As a loanword, Sahib has passed into several languages, including Persian, Kurdish, Turkish, Azerbaijani, Kazakh, Uzbek, Turkmen, Tajik, Crimean Tatar,[1] Urdu, Hindi, Punjabi, Pashto, Bengali, Gujarati, Marathi, Rohingya and Somali. During medieval times, it was used as a term of address, either as an official title or an honorific. Now, in South and Central Asia, it is almost exclusively used to give respect to someone higher or lower. For example, drivers are commonly addressed as sahib in South Asia and so on. The honorific has largely been replaced with sir. Some shorten sahib to saab.

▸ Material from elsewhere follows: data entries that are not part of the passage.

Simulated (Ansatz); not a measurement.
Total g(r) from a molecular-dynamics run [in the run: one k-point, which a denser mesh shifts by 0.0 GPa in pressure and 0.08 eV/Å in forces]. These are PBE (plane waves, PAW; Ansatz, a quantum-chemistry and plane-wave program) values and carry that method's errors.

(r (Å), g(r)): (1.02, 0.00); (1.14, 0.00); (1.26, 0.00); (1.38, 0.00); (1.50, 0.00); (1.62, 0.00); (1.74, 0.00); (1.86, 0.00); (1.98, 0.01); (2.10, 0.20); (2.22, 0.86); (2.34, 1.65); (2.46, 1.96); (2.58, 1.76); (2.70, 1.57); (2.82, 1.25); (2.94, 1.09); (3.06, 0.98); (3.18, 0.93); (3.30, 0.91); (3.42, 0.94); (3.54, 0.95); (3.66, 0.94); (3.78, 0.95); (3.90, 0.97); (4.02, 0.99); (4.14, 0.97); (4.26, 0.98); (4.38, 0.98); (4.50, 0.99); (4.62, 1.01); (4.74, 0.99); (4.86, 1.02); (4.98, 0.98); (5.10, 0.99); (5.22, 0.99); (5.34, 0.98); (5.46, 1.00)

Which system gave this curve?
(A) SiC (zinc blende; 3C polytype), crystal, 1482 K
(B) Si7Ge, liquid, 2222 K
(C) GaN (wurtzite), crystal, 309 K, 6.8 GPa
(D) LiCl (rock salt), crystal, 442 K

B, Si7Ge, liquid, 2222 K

Derived non-ruling princes' titles[edit]


Sahibzada is a princely style or title equivalent to, or referring to a young prince.[2] This derivation using the Persian suffix -zada(h), literally 'born from' (or further male/female descendant; compare Shahzada) a Sahib, was also (part of) the formal style for some princes of the blood of Hindu and Muslim dynasties in the Indian sub-continent, e.g.:

  • Babu Saheb is a colloquial term used to denote the rajput kshatriyas (warrior sons of a king) in some parts
  • The sons of a ruling Nawab of Arcot (the head of the family; political pensioners, the only princely title still recognized by the Indian Republic) are styled: Sahibzada (personal name) Khan Bahadur, 'not' Nawabzada (literally 'son of the Nawab').
  • The sons of Guru Gobind Singh are known as Sahibzaadey
  • In Bahawalpur, Pakistan, the younger sons of the ruling Nawab/Amir are styled: Sahibzada (personal name) Khan Abassi; but the Heir Apparent: Nawabzada (personal name) Khan Abassi, Wali Ahad Bahadur.
  • In Mandi Bahauddin, Punjab, Pakistan, the sons of a Zaildar are addressed as Sahibzada.
  • In Baoni, the younger sons and other male descendants of the ruling Nawab, in the male line, were styled Sahibzada (personal name) Khan Bahadur, while the Heir Apparent was: Nawabzada (personal name) Khan, Wali Ahad Bahadur; either could be personally promoted to Nawab.
  • In Bhopal, the grandsons of the ruling Nawab were styled: Sahibzada (personal name) Khan, while the Heir Apparent was the Wali Ahad Bahadur, the younger sons: Nawab (personal name) Khan Bahadur.
  • In Jaora, more distant male relatives of the ruling Nawab then the sons (who were Nawabzada) were styled: Sahibzada (personal name) Khan.
  • In Khudadad, Tippu Sultan's grandsons and other male descendants of the sovereign Padshah bahadur were styled: Sahibzada (personal name), until in 1860 the colonial (British) Indian Government extended to them the existing style for sons of the ruling Nawab: Shahzada (personal name) Sahib.
  • In Malerkotla, where the Heir Apparent was Nawabzada (personal name) Khan Bahadur, the younger sons of the ruling Nawab were styled: Sahibzada (personal name) Khan Bahadur.
  • In Savanur, where sons of the ruling Nawab were Nawabzada, the other male descendants in the male line: Sahibzada (personal name) Khan Sahib, and the more remote male descendants of the ruler: Sardar (personal name) Khan Sahib.

This could be further combined, e.g.:

  • In Hyderabad Deccan, a state of the Nizam, every son of the ruler was fully styled Walashan Nawab (personal title), Sahibzada Mir (personal name) Khan Bahadur; in the case of the Heir Apparent, all this was followed by The Prince of Berar, with the style of His Highness, normally reserved for ruling princes with at least an 11 (later 9) guns-salute;
  • In Loharu, where the Heir Apparent was Nawabzada Mirza (personal name) Khan, both the younger sons, and male descendants, of a ruling Nawab, in the male line, were styled: Sahibzada Mirza (personal name) Khan.
  • In Sachin, the grandsons and other male descendants of the ruling Nawab, in the male line, were styled: Sahibzada Sidi (personal name) Khan Bahadur, while the Heir Apparent was Nawabzada Sidi (personal name) Khan Bahadur, Wali Ahad Sahib, and the other sons: Nawabzada Sidi (personal name) Khan Bahadur.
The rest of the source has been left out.